Seder still continued.....
For the meat main dish I made a good, ole, traditional brisket. My father declared this the most tender brisket he's ever eaten. The man is 68 years old and weighs over 300 pounds- he's man who knows his brisket. So I'll pat myself of the back and take the job well done on this one! Here's
the recipe if you're interested. The recipe calls for cooling and storing the brisket in the refrigerator overnight, so you have to put some planning into this one. I'm not sure what cooling and reheating the brisket does, but since it tasted good, I'm not messing with the recipe.
To start you heat a pan (preferably a dutch oven, which I don't have- hint hint to the hubby who's always looking for a good gift idea) with a little bit of oil in the oven for about 10 minutes. Pat the brisket dry, season with salt and pepper, and put it in the hot pan and roast for about 30 minutes.
While the meat begins to cook, brown about 4 or 5 decent sized onions on the stove top with some oil. Add garlic and paprika towards the end. The should be golden brown when they're done. Here are some yummy golden brown onions.

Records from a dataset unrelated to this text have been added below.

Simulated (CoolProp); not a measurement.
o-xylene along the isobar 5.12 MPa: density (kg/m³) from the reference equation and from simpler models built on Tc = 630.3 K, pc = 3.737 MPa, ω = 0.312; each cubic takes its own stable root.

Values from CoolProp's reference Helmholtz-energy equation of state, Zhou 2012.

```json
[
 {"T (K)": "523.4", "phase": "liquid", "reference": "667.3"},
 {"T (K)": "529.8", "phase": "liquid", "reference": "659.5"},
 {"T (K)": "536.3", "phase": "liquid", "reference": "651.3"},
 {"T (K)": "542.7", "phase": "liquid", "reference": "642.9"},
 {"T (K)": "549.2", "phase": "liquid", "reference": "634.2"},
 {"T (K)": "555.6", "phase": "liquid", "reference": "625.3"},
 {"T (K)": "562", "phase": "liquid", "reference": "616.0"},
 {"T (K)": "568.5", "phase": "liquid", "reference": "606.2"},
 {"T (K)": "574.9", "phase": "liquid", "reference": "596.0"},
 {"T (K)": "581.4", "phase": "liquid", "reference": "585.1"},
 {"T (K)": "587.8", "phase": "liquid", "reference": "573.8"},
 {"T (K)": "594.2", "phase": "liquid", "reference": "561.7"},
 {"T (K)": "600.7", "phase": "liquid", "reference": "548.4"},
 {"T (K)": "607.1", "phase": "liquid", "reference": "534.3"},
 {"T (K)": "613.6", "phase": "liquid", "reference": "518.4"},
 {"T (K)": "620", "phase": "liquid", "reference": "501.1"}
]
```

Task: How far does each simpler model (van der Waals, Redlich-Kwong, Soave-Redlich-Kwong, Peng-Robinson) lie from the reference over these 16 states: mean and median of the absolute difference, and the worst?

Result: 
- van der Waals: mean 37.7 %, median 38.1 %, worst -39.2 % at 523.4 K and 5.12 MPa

Once the onions are done, add three cups of water to the onion mixture and then pour the entire mixture over the warmed up brisket. Cover the brisket and put it back in the oven for a while. The recipe says 3 1/2 hours, but mine was fairly well cooked through after about 1 hour and 45 minutes. Here it is, looks yummy already.

Let the brisket cool on the
stove top for about an hour. Once cooled, scrape the onions. Wrap the brisket up and
refrigerate overnight. Put the onion mixture into another container and also refrigerate.
The next day remove any fat from the top of the onion mixture. Put it in blender and add enough water to have 3 cups of liquid (I didn't have to add any water) and blend until smooth. Slice the brisket and heat in a skillet with the gravy.

Once heated through, serve on a big platter and let your guests enjoy. This photo is kind of messy since it's after the platter made its first pass around the table.

There were many leftovers from the 5 1/2 pound brisket. We sliced it up and stored it in a pot with the leftover gravy. The next day is heated up well in the oven at 350 for about 30 minutes.